As I got older I assumed I would also get wiser. I think there is some corny saying about wisdom coming with age or some such thing but I’ve run into something I just don’t understand. I am referring to the California Energy Commission’s (CEC) refusal to provide even moderate continuing funding for the MIST/CHF loan program.
There are a lot of acronyms thrown around: MIST means Moderate Income Sustainable Technology program, CHF is California Homebuyers Fund. I’ve talked about the CHF loan program in this space before. It was a one year program and was started with a grant of almost $20mil in March of 2011, but didn’t really get rolling until May of last year.
It’s a very simple program in design and operation. CHF is the administrator of the program and is a joint powers group of involving 50 Counties in California.

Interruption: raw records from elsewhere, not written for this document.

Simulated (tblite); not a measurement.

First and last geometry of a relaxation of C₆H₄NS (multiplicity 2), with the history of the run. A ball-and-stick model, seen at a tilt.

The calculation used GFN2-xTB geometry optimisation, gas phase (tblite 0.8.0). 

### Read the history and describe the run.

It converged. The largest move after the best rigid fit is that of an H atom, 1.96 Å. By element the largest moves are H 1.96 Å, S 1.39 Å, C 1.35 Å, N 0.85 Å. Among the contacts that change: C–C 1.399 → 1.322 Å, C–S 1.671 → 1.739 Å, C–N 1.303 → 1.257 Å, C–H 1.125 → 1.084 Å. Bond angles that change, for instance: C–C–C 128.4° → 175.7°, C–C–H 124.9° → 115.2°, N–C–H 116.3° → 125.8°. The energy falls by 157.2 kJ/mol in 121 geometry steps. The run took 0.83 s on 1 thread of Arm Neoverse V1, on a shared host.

The program consists of a long term low (or in some Counties no) interest loan to install anything at your home that proves to be cost effective in saving energy, and to help create jobs. The interest rate for the areas that have interest is 3% and the loan term is 15 years. Qualifying is simple; the liberal upper end income guideline for Mendocino County is $87,400 or less for a household. There are no appraisals no credits checks, no loan to value, you don’t even need a wet ink signature on anything. You must have a source of income (other than unemployment), be current on your mortgage and property taxes, and meet the income guidelines, and the project must prove cost effective on “Energy Pro”, the computer software used for new home construction Title24 calculations. That’s it.
FULL SPEED AHEAD
Our company got a late start and really only had 4 months to work with this program before the $20mil in funding was depleted. All during this time we questioned why we were told to keep pushing full speed ahead with applications, and we questioned the rational of continuing to add additional Counties to the list of participants when it was obvious the money would be gone soon. The answer was that there was “nothing official, of course” but that there was going to be an infusion of capital to keep the program going.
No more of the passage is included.